They already have the prototypes made and now the group wants to begin influencing how programming is taught around the country to children.

Scratch and sketch allows for use of drag and drop commands in coding which greatly simplifies coding.

The Scratch and Sketch kit is bare bones. It has no casing and is made up of a mass of pins to connect the various components, a micro-USB port to connect to a computer, an LCD touchscreen, an infrared sensor, several LED lights and sensors for temperature and light.

Users can write their own programmes for things like calculators or switches for connected lights.

The kit includes sensors to measure environmental temperature or brightness of a light source and produce an output of the readings.

Scratch and Sketch also allows users to hook up external components like motors and control their speed and operations from the touchscreen.

An ordinary remote control can also be hooked up used to control graphics on the screen or to play simple games.

The touch display also allows users to make drawings, create screen savers, and control brightness of connected bulbs or issue commands to a connected computer.

The Scratch and Sketch kit will come with a booklet containing a list of easy to write programs which users can start with before graduating to writing more complex programs.

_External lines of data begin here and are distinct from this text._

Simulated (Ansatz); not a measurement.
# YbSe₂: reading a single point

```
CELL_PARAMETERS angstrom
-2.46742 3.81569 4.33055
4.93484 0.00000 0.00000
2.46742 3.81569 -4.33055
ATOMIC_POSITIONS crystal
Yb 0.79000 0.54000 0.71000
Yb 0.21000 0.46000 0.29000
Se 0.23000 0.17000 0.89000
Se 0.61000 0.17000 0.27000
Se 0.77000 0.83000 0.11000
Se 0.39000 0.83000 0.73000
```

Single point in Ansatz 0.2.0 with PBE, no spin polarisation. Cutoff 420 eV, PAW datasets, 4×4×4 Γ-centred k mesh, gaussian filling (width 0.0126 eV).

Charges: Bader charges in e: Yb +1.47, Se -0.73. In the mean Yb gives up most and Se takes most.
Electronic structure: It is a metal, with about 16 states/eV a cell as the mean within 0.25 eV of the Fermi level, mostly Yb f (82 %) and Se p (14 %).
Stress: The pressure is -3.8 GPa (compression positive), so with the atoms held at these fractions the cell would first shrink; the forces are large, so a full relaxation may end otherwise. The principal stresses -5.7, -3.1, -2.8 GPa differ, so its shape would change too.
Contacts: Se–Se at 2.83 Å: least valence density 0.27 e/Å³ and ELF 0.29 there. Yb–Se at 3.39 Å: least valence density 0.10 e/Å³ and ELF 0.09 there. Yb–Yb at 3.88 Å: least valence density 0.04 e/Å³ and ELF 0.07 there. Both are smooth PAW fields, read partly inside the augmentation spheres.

Ms Mercy Ngoiri, John Muchiri and David Kanjiri of Warefab at their offices Kiambu Town.
Ms Mercy Ngoiri, John Muchiri and David Kanjiri of Warefab
at their offices Kiambu Town.

“You can learn simpler programming languages like Scratch and Ruby for those new to programming before moving on to more complex programming languages like Python and JavaScript,” Mercy, who is 26 years old, said.

“I hope to increase interest in electronics as well as programming. Programming should not only be left to Computer Science students it should be open to everyone. Also with the connection of various components to the kit an appreciation of computer hardware is not left behind,” Ms Ngoiri explains.

John hopes Scratch and Sketch will be a big hit with the young who are getting more interested in gadgets but do not learn what makes them tick.

“In the 21st century programming joins reading, writing and arithmetic as a basic skill that should be learnt by students,” John Muchiri Warefab’s cofounder said.

The Scratch and Sketch kit will go on sale for Sh3500. I ask whether her gadget could be used as an alternative to computers in classroom.

“Computers in classrooms will allow children to access information my kit allows them aims to help them program computers. It is more important for students to learn how to write software rather than how to use readymade software,” Ngoiri said.

“We made the prototype in Kenya from scratch, we now hope to mass produce units in China and import them,” David Kanjiri said.